Save File. You’ve seen that command a thousand times as you work on your documents and images, but have you ever thought about what lies underneath? And how critical a file system is to everything you do on your computing platform? With Windows Server 2012, Microsoft is updating their ubiquitous and venerable NTFS with ReFS, which is one of the more important changes you’ll find in their latest server platform.

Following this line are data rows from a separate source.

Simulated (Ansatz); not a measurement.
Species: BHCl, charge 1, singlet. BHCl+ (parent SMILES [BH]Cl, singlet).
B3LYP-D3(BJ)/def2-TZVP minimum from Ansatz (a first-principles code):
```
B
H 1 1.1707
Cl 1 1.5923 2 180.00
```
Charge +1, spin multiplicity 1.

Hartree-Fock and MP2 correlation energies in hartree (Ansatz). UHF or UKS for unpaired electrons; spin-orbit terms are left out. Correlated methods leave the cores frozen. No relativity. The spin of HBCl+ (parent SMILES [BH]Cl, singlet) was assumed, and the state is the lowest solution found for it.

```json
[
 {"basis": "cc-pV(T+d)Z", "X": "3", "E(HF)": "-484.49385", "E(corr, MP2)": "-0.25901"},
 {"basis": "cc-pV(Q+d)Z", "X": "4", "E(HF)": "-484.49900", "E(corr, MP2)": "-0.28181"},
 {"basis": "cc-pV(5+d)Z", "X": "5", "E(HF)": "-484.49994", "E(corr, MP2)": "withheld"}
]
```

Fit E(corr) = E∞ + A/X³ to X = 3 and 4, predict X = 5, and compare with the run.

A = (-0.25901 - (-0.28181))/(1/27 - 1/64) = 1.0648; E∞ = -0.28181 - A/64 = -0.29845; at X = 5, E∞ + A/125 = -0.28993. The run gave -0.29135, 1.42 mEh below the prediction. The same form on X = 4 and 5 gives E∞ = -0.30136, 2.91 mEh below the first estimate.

Let’s begin our discussion of ReFS by developing a working definition of a file system and its purpose. Generally speaking, file systems are software-defined and used for the storage and organization of data on any given hardware storage device and hosted virtual storage. As applications and processes execute and run on a computer, there is a required mechanism that enables the process-based procedures (software inputs) to store and logically organize any data creation, change, or what we refer to as output. Using this simplified description as a model with any operating system, a file system is an input\output kernel-mode “service” that communicates with that particular operating system’s file system drivers.
Throughout the history of Microsoft Operating Systems, Systems Administrators and users have had at their disposal, chronologically speaking, the FAT, FAT16, FAT32, exFAT, and NTFS file systems to choose from. As the operating systems evolved from DOS-based to NT Kernel-based, the file systems supported evolved as well.
For many reasons, including stability, scalability, and security, NTFS has been the file system of choice for Server Administrators. With the release of Server 2012, Microsoft is taking a big step forward in evolving and updating NTFS with the Resilient File System (ReFS). ReFS was created and designed to work in tandem with Storage Spaces. Deploying both combats data loss due to those nasty disk subsystem problems such as “bit rot” and “lost writes”, which we’ll discuss later. This is accomplished by leveraging the key and necessary features of NTFS and extending the File System capabilities. One key feature of ReFS is that it was designed to support very large volume sizes.
These large volumes are limited to internal storage and not removable storage. Some key new ReFS capabilities included are:
- Data Storage Integrity through Data Verification and Auto Correction of the File System where error identification can take place before the error actually occurs in a “verify and auto-correct” process.
- Maintaining the high availability of Server-based data.
- Storage Spaces to reduce the cost of supporting and maintaining the high availability of physically hosted and virtual machine-based data storage. This includes support for very large volumes.
The Use of Checksumming in ReFS
Data Storage Integrity through Data Verification and Auto Correction of the File System where error identification can take place before the error actually occurs in a “verify and auto-correct” process.
ReFS, as a file system available in Windows Server 2012, enables IT professionals to breathe a little easier knowing that data storage is more dependable through the implementation of the B+ tree file system structure used in ReFS. As such, ReFS data storage protects data using 64-bit checksums, or hashes, as data is written to a storage location (file, folder, volume). This built-in mechanism maintains resiliency and data integrity. At the core of this approach, all ReFS metadata is check-summed.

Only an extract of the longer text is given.